The Democratic Senatorial Campaign Committee spent about $73,000 for an advance team from Arkansas, The Markham Group, to promote Merkley's campaign kickoff tour. It paid about $20,000 to a Washington, D.C., firm for 'research.'
I'm pretty steamed about that news. I'm not pleased to hear that a few people in Washington, D.C. are trying to dictate who we send against Gordon Smith in November. I think a lot of Oregon Democrats will share my indignation and more generally I bet there are a lot of grassroots Democrats across America who resent being told who they should support in their respective Senate races.
The purpose of the DSCC is to help Democrats beat Republicans in the general election. That's a legitimate function. Senate races are national races. Republicans from all over the country are pouring money into Gordon Smith's campaign, and after we win the nomination, we will need some help from Democrats around the country in order to balance that out. It might be nice if we could prohibit all out-of-state contributions - but since we can't, it makes no sense to unilaterally disarm.
But Oregon Democrats, not outsiders, are best qualified to decide who is the best candidate is to go up against Gordon Smith. The DSCC has no business putting its thumb on the scale, as if they don't trust Oregon Democrats to make the right choice. I'm a baseball fan, so forgive this analogy: It's as if the President of the American League (back in the good old days when each League had a President) were openly rooting for one American League team against another in the playoffs. They just weren't supposed to do that. And they didn't.
What the DSCC is doing isn't just unfair: It's politically stupid. If Speaker Merkley, or another one of their backed candidates, can't win a primary without outside help from their friends in Washington, how the heck do they think they're going to beat the Republicans? The DSCC isn't doing their cause any favors here. All they're doing is taking a huge risk that their intervention will hand the nomination to a weaker candidate, a candidate who can't win in November.

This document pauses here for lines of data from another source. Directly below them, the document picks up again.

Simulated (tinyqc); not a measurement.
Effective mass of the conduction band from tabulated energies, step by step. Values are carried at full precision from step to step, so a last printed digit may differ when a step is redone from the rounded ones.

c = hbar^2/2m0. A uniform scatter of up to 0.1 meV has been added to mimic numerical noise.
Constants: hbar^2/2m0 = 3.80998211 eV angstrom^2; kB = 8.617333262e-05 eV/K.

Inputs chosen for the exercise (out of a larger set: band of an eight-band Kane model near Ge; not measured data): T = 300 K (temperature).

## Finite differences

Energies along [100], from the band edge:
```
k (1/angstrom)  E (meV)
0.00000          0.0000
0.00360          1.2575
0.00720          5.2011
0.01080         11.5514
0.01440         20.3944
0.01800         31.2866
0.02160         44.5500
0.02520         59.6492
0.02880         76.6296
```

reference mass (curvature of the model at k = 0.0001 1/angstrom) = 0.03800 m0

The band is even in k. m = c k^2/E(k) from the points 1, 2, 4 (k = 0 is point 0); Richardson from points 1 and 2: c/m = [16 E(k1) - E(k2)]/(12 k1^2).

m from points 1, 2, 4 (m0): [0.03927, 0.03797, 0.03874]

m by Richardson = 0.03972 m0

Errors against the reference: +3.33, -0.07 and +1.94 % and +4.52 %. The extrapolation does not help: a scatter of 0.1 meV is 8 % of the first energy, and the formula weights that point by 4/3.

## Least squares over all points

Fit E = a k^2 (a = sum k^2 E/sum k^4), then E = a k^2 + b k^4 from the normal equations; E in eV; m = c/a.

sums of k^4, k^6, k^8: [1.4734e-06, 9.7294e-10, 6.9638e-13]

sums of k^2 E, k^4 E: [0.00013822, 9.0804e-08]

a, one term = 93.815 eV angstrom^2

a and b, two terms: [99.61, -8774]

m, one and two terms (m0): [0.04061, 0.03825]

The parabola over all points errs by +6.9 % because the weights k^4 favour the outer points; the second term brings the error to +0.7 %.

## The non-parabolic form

Novick, 44, presents the voters with a startling contrast in stature, style, name recognition, experience in elective office and the deft footwork that allows a politician to take a position on both sides of an issue ... Over the next several months, it will be interesting to see which political party finds that more threatening.
But we're not going to back off. If Speaker Merkley's going to have Big Brother on his side, we're just going to have to beat Big Brother. We'll just have to make more phone calls, have more house parties, raise more money, and go on telling the truth - and telling it loudly.